By Ann Marie Foley - 27 March, 2014
St Margaret’s entitled to place children according to Church teaching.
The last Catholic adoption agency in Scotland can continue to place children in accordance with its ethos because the authorities have said they will take no further challenges against the agency.
On grounds of equality, St Margaret’s Children and Family Care Society was stripped of its charitable status because its practice was to only place children with Catholic couples who had been married for two years or more and wished to adopt in line with their faith.
However, St Margaret’s appealed this.
On 31 January, the Scottish Charity Appeals Panel (SCAP) ruled that Glasgow-based St Margaret’s was entitled to place children according to Church teaching under legal exemptions in the Equalities Act 2010 that apply to religious organisations.
The latest stage in the legal challenges, as reported in The Tablet, is that last week the Office of the Scottish Charity Regulator (OSCR) announced that it will not challenge that (January) appeal ruling, so now it is business as usual for the adoption agency which is the only Catholic agency in Scotland to survive equality legislation.
A spokesman for the adoption agency said that everyone was relieved and glad and that OSCR acknowledges that it is unlikely that the Court of Session would make an appeal that is unlikely to succeed.
In January, when the appeal was won by St Margaret’s, Archbishop Philip Tartaglia, President of the agency stated: “We are grateful for this wise decision. It means that families who are ready to adopt can look forward to the future with a little more serenity, and children in great need can be placed into loving homes.”
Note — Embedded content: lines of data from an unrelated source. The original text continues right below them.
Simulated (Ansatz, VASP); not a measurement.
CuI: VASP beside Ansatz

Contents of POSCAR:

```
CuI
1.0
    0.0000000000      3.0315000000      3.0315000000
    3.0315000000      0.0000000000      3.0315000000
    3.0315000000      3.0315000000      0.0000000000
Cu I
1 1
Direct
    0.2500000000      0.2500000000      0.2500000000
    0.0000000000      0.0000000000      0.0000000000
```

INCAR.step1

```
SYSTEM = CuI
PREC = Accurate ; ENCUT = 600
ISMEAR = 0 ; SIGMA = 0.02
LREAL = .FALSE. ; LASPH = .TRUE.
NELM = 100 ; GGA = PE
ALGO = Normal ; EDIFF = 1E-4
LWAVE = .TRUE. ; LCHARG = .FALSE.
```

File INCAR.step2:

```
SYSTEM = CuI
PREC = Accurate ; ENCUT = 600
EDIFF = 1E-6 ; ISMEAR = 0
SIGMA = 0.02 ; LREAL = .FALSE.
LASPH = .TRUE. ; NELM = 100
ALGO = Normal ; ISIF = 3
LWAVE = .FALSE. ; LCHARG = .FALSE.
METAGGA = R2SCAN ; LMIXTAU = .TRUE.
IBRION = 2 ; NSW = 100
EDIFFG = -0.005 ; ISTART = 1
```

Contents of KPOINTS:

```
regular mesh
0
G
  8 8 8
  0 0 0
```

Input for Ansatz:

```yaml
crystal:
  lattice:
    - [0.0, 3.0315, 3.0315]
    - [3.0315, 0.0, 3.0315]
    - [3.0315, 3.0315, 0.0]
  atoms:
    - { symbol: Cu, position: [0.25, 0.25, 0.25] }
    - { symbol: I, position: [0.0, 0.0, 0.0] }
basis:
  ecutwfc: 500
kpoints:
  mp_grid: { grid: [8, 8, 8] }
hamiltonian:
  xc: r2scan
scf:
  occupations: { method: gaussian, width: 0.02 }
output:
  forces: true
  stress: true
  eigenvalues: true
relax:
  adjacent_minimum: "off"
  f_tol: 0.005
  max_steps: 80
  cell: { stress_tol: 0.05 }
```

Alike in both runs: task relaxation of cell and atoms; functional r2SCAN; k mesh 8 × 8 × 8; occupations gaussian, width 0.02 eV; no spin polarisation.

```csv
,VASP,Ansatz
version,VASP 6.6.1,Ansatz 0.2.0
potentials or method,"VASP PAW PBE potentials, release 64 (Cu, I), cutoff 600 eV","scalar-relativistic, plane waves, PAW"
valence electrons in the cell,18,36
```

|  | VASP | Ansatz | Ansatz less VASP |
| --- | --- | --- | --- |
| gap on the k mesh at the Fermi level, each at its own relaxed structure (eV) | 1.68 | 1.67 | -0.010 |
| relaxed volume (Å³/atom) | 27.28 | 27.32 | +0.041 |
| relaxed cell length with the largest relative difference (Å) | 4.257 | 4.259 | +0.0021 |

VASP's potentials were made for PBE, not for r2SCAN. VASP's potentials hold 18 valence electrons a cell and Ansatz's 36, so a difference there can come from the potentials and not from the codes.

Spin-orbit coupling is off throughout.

He described St Margaret’s as “a small agency which does great work for the wider community and helps transform the lives of some of the most vulnerable children in society. It would have been have been a great pity if it had been forced to close.”
Of the 12 Catholic adoption agencies that used to operate in England and Scotland, nine agencies severed formal ties with the Church following the introduction of the Equality Act.
Three others are no longer involved in adoption.